*138 Held, petitioners have sustained their burden of proving that certain ranches were individually owned and were not assets of a partnership.
Memorandum Findings of Fact and Opinion
FORRESTER, Judge: Respondent has determined deficiencies in the income tax of petitioners as follows:
Docket | Taxable | ||
Number | Petitioner | Year Ended | Deficiency |
61804 | Winifred S. Latimer | 10/31/50 | $26,396.77 |
10/31/51 | 22,244.87 | ||
61805 | Estate of Charles Latimer, Deceased, W. H. | 3/ 9/50 to | |
Latimer and Charles R. Latimer, Executors | 2/28/51 | 26,040.55 | |
61806 | W. H. Latimer | 10/31/50 | 498.76 |
10/31/51 | 26,502.36 | ||
10/31/52 | 15,501.22 | ||
61807 | Charles R. Latimer and Ruth H. Latimer | 12/31/50 | 354.14 |
12/31/51 | 20,315.48 | ||
12/31/52 | 8,595.75 |
The parties have stipulated as to every issue in dockets numbered 61804, 61806 and 61807 and the deficiencies therein may be computed from such stipulation. The effect of such stipulation results in deficiencies for the Estate of Charles Latimer, Deceased, Docket No. 61805, for*139 years otherwise barred by the statute of limitations.
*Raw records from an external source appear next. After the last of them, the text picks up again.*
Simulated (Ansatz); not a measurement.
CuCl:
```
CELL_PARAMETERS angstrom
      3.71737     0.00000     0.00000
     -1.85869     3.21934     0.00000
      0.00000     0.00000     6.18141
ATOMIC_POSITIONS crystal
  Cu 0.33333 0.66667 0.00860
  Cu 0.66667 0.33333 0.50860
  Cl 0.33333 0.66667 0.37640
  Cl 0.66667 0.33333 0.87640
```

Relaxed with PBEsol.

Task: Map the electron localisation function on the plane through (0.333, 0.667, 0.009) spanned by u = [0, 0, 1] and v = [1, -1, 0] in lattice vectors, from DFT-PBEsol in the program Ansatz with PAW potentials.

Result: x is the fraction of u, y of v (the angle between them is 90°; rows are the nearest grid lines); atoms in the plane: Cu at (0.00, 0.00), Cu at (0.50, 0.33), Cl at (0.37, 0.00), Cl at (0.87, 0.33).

As to Docket No. 61805, the sole remaining issue is the proper basis for certain properties. The parties agree that a certain partnership was not dissolved by the death of Charles Latimer, Deceased, and pose the sole remaining issue as one of fact, i.e., whether the said properties were assets of the partnership or were owned by its partners, including Charles Latimer, Deceased, as individuals.
Findings of Fact
Some of the facts have been stipulated and are incorporated herein by reference.
All Federal tax returns for the periods involved herein were filed with the collector of internal revenue for the sixth district of California.
During the years 1921 to 1927, inclusive, Charles Latimer, who died on March 8, 1950, and who is hereinafter referred to as the decedent, and his wife, Winifred S. Latimer, who is hereinafter referred to as Winifred, acquired certain citrus fruit ranches, taking title as joint tenants. These ranches, seven in number, are situated in the County of Riverside, State of California, and known as San Jacinto Grove No. 1 to San Jacinto Grove No. 7, inclusive. Hereinafter, the seven San Jacinto groves*140 are referred to as the San Jacinto ranches.
The first written articles of partnership for the San Antonio Orchard Company, hereinafter referred to as San Antonio, were written with pencil, in longhand and signed by the decedent and Winifred on December 30, 1926. They are as follows:
"Whereas, Charles Latimer and Winifred S. Latimer have during the past years been jointly engaged in the business of ranching, fruit raising and packing of fruits under an oral agreement; it is desired by both parties to reduce the mutual understanding to writing and to enter into a formal Agreement of Partnership, viz:
"1. This agreement shall be effective as at January 1, 1925.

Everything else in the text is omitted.